Delhi is bracing for another day of protests against the citizenship law. The Bhim Army, a political outfit, has given a call to march from Jama Masjid Area (in north Delhi) to Jantar Mantar (in central Delhi) at 1pm. The police has, however, denied permission for the event.

Throughout the day, the protesters are expected to gather at various spots including India Gate and Jamia Millia Islamia, where students and residents have been protesting continuously for nearly a week. The Delhi Metro Rail Corporation, which had closed entry and exit at Jamia Milia Islamia and Jasola Vihar-Shaheen Bagh stations on Friday morning, said all stations have ben opened.

“Normal services have resumed in all stations,” the DMRC said in a tweet.

The DMRC had shut down 20 metro stations on Thursday “as a precautionary measure amid protests” – the maximum number of stations closed on a single day since DMRC began its operation in 2002.

The students of Jamia have extended their solidarity for the march organised by Bhim Army. “This is not a march simply in support of the Muslim community or the broader secular resistance against CAA-NRC. Bhim Army has been raising the critical point that 54% of Dalits are landless, and therefore will not be able to prove their citizenship,” students’ said in a statement.

“Chandrasekhar Azad has made a clear and bold statement that NRC, in particular, is meant to target the larger Bahujan community. In this perspective, CAA becomes a law that ensures the statelessness of Muslims alongside the historically oppressed Bahujans,” they said.

The students have also condemned “continuing police brutality” after “anti-CAA protests in Karnataka’s Mangaluru led to the deaths of two people in police firing.” On Sunday, the university campus was also at the receiving end of an alleged police crackdown injuring over 200 students after protests over CAA-NRC took a violent turn.

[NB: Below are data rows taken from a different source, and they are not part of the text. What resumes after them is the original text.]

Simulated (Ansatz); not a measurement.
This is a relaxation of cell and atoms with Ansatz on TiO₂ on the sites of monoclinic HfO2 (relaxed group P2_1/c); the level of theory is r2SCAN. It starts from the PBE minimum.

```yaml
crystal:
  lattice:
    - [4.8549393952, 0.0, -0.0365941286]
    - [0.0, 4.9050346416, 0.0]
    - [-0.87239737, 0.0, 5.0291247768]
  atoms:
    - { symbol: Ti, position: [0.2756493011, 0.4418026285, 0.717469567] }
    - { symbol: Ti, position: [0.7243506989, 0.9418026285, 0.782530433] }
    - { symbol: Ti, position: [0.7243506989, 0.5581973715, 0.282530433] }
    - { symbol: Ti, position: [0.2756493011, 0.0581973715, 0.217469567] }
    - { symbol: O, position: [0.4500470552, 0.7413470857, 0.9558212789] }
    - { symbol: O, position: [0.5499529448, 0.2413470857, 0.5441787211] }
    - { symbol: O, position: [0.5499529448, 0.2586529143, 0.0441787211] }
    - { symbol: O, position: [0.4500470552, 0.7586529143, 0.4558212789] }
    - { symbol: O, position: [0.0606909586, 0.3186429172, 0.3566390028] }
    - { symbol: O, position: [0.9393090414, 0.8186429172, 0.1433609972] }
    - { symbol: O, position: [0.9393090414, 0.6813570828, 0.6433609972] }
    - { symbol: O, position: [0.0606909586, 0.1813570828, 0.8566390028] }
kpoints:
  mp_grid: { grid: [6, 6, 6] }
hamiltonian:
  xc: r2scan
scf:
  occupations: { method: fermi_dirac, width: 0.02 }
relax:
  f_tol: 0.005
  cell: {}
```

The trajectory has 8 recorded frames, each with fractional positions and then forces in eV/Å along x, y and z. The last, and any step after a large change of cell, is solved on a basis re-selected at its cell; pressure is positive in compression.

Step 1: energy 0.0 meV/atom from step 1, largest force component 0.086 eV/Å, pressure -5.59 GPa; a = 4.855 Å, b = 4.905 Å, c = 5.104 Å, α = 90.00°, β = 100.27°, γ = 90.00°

Police enforced an unprecedented crackdown in large parts of national capital on Thursday – ordering a prohibition on assembly, switching off mobile connectivity, shutting down Metro stations, and detaining people who defied the ban on demonstrations.

The restrictions led to people going without mobile phone services for four hours in the city, a first, being forced to disembark three Metro stations before their destination and walking to offices in central Delhi, and stuck for nine hours in the worst traffic snarl in Gurugram since 2016.